However, with the end of dog-whistle politics and in an era of blatant, racially-charged rhetoric, the need for Black academics to challenge Trump and his administration in their scholarship is imperative now more than ever. While Black academic scholarship is not a monolith, the legacy of Black educators challenging socio-political and economic injustices has been a critical tool in addressing, understanding, and bringing awareness to the historical and contemporary dehumanization of the Black community, and other communities that are advanced in their marginalization. Although Black educators are in pivotal positions to confront the political idealism of Trump (which could ultimately manifest into political realities) many are in a compromising capacities; where their scholarship and voices are quelled, in wake of educational suppression, much due to the conservative and racially charged higher education sectors in which they work.

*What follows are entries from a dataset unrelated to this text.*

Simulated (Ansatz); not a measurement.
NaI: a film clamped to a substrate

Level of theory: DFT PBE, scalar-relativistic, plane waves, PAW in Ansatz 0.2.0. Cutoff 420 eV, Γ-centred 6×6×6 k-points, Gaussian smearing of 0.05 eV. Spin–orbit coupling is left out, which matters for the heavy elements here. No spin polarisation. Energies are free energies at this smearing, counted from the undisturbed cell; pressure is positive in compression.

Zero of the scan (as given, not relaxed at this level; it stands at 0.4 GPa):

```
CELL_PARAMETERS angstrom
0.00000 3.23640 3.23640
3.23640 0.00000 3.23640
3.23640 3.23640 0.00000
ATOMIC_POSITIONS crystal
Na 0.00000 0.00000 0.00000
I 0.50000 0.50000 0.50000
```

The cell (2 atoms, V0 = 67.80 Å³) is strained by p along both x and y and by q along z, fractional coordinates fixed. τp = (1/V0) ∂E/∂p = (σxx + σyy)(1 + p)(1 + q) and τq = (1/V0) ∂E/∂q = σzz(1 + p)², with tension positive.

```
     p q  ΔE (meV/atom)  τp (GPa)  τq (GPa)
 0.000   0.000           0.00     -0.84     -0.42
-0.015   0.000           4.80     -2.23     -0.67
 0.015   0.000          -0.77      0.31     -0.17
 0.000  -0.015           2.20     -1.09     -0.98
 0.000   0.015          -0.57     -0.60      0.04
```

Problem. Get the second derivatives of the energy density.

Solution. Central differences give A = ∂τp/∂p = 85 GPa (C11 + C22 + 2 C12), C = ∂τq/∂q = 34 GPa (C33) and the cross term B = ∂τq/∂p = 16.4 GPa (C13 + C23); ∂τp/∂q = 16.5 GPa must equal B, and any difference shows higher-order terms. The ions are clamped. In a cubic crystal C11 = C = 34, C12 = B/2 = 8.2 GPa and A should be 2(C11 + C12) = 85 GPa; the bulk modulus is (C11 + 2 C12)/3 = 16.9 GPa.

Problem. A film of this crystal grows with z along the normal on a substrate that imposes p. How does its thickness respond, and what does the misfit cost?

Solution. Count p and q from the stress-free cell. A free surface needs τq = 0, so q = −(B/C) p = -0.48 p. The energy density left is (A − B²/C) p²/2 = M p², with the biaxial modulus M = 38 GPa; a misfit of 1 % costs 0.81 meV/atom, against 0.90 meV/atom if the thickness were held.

With this, the question that offers to be asked is: Will the rise of Trump affect the legacy of Black academic scholarship?
A 2015 article by Dr. Adia Harvey Wingfield for The Atlantic titled “The Plight of The Black Academic” addressed such racial tensions that Black scholars face in higher education. As Wingfield references in her piece, like DuBois, many Black academics have been physically ousted from the academy and also, philosophically; as their work and ideas were thwarted due to segregation and discrimination. While DuBois is now recognized as one of the most prominent and pioneering Black scholars of his time, despite his Harvard education, he too, experienced the lack of agency in asserting his academic autonomy — specifically, in predominantly white spaces — which is an experience that Black scholars still endure today. According to Wingfield, “Blacks constitute less than 10 percent of the professoriate, and these numbers thin out the higher the academic rank.”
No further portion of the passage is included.